Alumni Profile: Garry Bowden
Garry Bowden sees more than just physical features when observing the faces passing around him; instead, he views the eyes as windows to the soul. After graduating from Georgia State University in 2006 with a degree in Film, Bowden moved to San Francisco from his Atlanta home to try his hand at street photography.
During his time at Georgia State, Bowden was a member of the Honors Program and took advantage of the many opportunities offered by the staff and student groups. Attributing much of his current success to his time at Georgia State, Bowden is continually expanding his goals for the project and hopes to serve as an inspiration for other aspiring artists.

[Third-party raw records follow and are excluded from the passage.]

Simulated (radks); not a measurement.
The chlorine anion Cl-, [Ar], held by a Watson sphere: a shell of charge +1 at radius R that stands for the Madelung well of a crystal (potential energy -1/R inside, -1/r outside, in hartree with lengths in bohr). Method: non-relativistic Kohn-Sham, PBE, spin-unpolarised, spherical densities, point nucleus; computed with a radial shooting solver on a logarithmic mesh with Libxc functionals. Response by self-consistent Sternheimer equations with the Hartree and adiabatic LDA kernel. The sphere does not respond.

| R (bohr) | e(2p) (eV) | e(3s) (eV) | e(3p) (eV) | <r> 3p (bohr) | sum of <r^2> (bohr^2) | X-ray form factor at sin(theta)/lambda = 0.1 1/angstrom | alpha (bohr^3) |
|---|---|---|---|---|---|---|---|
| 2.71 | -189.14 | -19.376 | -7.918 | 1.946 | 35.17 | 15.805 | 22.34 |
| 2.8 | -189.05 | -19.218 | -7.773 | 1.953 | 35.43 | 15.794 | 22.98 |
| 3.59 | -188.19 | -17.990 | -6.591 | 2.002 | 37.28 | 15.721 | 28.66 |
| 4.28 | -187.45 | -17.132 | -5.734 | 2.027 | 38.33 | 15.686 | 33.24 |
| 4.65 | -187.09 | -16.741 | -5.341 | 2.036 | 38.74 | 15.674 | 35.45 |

Through this project, Souls of San Francisco, Bowden walks the streets of San Francisco capturing photographs of intriguing faces, often engaging in terse but meaningful conversations with his subjects. In an interview with the Huffington Post Bowden shared, “This project gives me an excuse to stop and meet all the interesting people in this city. There’s nowhere in the world like the Bay Area, so I’m grateful I get to learn about its culture straight from the people who create it.”
Our Recent Interview with Garry:
What lead you to the concept of Souls of San Francisco?
I was inspired after visiting my friend Brandon, also an Atlanta native, in New York when he was starting Humans of New York. There were probably 3,000 people who liked it on Facebook at the time, now there are over 500,000. I saw the scalability of that vision and the potential impact and influence so I wanted to try my own version. My primary focus at the time was filmmaking, which I still love and am excited to do, but I admired the freedom and spontaneity of a street photography project.
There seems to be a spiritual undertone involved with the project. Can you elaborate on that?
Sure. I’m definitely a spiritual person. I’ve always been extremely sensitive and felt connected to a source of energy or feeling that isn’t tangible. As I began the project I allowed myself to be guided by my intuition and that lead me to synchronicity that gave me guidance on how to live my life, who to stop and talk to etc. It’s like playing a giant adventure RPG that’s geared specifically for you and your personal evolution and happiness.
Souls for San Francisco has gained an impressive amount of web exposure. What are your goals for the future of the project?
Thank you! So many plans for the project! We just finished the first volume and we’ve got plans to make a lot more. The project gets more interesting the more pictures there are. Planning on one all at night, one with only couples, one with only children, one with only men, one with only women, several separated by neighborhood, interactive ones where you can design your own book with the archive of pictures from the project. We’re also developing an iPhone/iPad app for it.
Those are just some ideas, what I’m really excited about is more collaboration. Up until now I’ve taken all the pictures for the project but I’d love for other people to participate and share their perspective of San Francisco. Share whatever cool ideas they have for the project. I think that collaboration is where the beauty lies in anything. As human beings we’re built to connect.
How do you feel that your time at Georgia State University, specifically with the Honors College, contributed to your current success? Were there any professors or peers who helped inspire you?
]Georgia State University was very important in my development. Before going here I had been at a couple of schools and hadn’t found the right fit. When I got to Georgia State I was finally able to find the right environment to really apply myself. April Lawhorn in particular was so thoughtful, encouraging, and helpful. Always pushing me to do my best and take full advantage of the opportunities that were right in front of me at Georgia State. I also had a great philosophy teacher; I think his name was Kenny, who really opened my mind to new ways of thinking and being.
In light of the current economic climate, what advice would you extend to Honors College Students majoring in the arts who have been discouraged from pursuing their passions professionally?
Keep your faith in yourself and in your vision and pursue it with your whole heart. The old model of being a cog in a wheel somewhere is dying. Ask for help when you need it. Take time to really listen to everyone you come into contact with. They hold the clues to your journey. Don’t be discouraged by a no. No is a good thing, it doesn’t mean “give up”. It means “there is a better way”. Living this way creates an energy that is unstoppable. One thing I’ve learned is the world is much less rational and much more friendly that we’ve been lead to believe. We’re all here to actualize our dreams because living your dream is the way you’re going to contribute most to society as a whole. This is the golden age, your happiness is yours for the taking!